Within hours, the group “Our Neighborhood Voices,” which opposes Sacramento’s efforts to force cities to increase housing production, pushed out fundraising ads on social media showing the proposed 589-foot tower rising from the low-slung waterfront community.
“This isn’t a joke,” warned the ad. “It’s a real proposal in San Francisco and neighborhoods all over California could be next — including yours.”
At a time when Mayor London Breed and city staffers are working to meet state housing mandates by upzoning the west side’s commercial corridors — San Francisco is supposed to plan for 82,000 units over the next eight years — opponents to that effort have grabbed hold of the proposed 680-unit tower at 2700 Sloat Blvd. and are using it as a 589-foot cudgel with which to bash the broader policy objectives.

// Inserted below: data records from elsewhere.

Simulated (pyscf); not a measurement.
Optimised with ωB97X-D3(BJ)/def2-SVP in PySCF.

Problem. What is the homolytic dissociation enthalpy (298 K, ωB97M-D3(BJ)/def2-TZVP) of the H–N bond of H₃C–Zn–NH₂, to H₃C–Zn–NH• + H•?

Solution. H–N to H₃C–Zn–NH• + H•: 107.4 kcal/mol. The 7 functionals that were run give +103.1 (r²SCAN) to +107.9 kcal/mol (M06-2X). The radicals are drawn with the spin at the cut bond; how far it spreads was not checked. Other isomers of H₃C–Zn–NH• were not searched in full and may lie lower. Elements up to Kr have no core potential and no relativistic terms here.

Sunset resident Renee Lazear, an organizer for the group Save Our Neighborhoods San Francisco, said the tower rendering “woke up the neighborhood.” She opposes plans to put multi-family apartment buildings on the city’s westside and warns that the tower is “the kind of building the state of California wants to build everywhere.”
“It is pretty much the talk of the neighborhood,” she said. “You can’t avoid it. It comes up in every meeting I’m in, among my social circle, my friends, on Nextdoor. Everywhere you go.”
The timing of the proposal for the site, currently the Sloat Garden Center, could not be worse for city planning staff and for Sunset District Supervisor Joel Engardio, who are trying to build community support for a rezoning that would allow five or six story apartment blocks along Judah, Irving, Taraval, and 19th Avenue.
Engardio, who was elected supervisor with the support of the pro-housing YIMBY movement, called the 2700 Sloat proposal “a bad PR stunt from a frustrated developer who has not been getting his way.”
“It’s causing people unnecessary concern and anxiety,” he said. “Everything about it is farcical and ridiculous but it’s distracting from the real work we need to do to build real housing that is actually needed to allow families to stay in San Francisco.”
Whether or not the proposed building is legal comes down to an interpretation of an obscure zoning rule around “bulk code,” or how many square feet of building can be squeezed onto its footprint. The developer argues that the project would actually be four razor-thin towers sitting on a single podium. Combined they would violate bulk code requirements, but individually they comply, the developer argues.
So far, the city Planning Department’s zoning administrator has rejected the argument, a decision the developer has appealed to the Board of Appeals. That hearing is on July 26th.
Planning Director Rich Hillis said the one-acre garden center is an appropriate place for density — within reason.
“We are trying to be aggressive and thoughtful about where we put additional housing,” he said. “We all question whether this is a serious proposal and what the motivation is because it doesn’t feel real.”
Planning Department Chief of Staff Dan Sider said the proposed tower is “drastically out of step with what the state and city allows.”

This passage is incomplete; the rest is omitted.